During the sale process, it must be available to the public “on an equal and nondiscriminatory basis.” All purchases and details, including the quantity, price, and name of person or organization who purchases the cannabis waste, must be reported to the Washington State Liquor and Cannabis Board as well as the Department of Agriculture. “It would be nice to see the [Legislature] start to give more detail to some of the cannabis policies that we have in order to give us the opportunity to better rectify the issues that we face,” said Shamberg.

At the House meeting on Feb. 29, Rep. Shelley Kloba offered support of the bill, which she described as creating “a circular economy.” Cultivators would potentially be able to earn extra revenue, and those who buy the waste can benefit from reusing the products, while all parties help reduce waste in the landfill.

However, Rep. Leonard Christian expressed his opposition due to personal negative memories of how cannabis affected his youth. He explained how his mother worked as a cross country trucker and would leave money for he and his siblings. Unfortunately, his sibling would use the money to buy cannabis, leaving Christian only able to obtain food at school. “I’ve seen it wreck a lot of lives over the years,” said Christian. “It’s just not for me, and I’m not going to vote for a marijuana bill.”

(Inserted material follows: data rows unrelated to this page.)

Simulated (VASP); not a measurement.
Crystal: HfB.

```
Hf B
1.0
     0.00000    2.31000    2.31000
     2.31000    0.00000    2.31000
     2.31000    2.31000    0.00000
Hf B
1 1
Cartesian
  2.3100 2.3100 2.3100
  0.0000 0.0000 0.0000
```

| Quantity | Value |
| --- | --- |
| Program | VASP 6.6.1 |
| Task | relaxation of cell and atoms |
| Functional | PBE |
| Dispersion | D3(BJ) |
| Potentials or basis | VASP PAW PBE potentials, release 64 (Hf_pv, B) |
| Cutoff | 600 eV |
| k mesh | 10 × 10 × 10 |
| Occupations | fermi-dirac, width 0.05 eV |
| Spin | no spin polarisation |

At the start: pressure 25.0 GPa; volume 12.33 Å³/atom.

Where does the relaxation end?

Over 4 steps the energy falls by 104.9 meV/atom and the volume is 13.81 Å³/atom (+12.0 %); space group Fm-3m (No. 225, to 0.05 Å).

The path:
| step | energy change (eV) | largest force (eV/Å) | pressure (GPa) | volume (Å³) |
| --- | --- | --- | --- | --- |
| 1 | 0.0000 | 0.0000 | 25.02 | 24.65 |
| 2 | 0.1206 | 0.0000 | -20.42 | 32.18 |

A recent report published by Health Canada in January shows that the country has disposed of 3.7 million pounds of cannabis since legalization began in 2018. The disposed cannabis wasn’t waste however, an expert believes it was mainly product that was either too old or had too little THC to be sold. “There is no demand for old and low-THC products, so manufacturers of finished products are not buying this biomass as inputs,” said industry consultant Farrell Miller. “It’s likely low-quality material with no value. As consumers become more savvy with packaging dates on dried cannabis products, this trend will only continue.”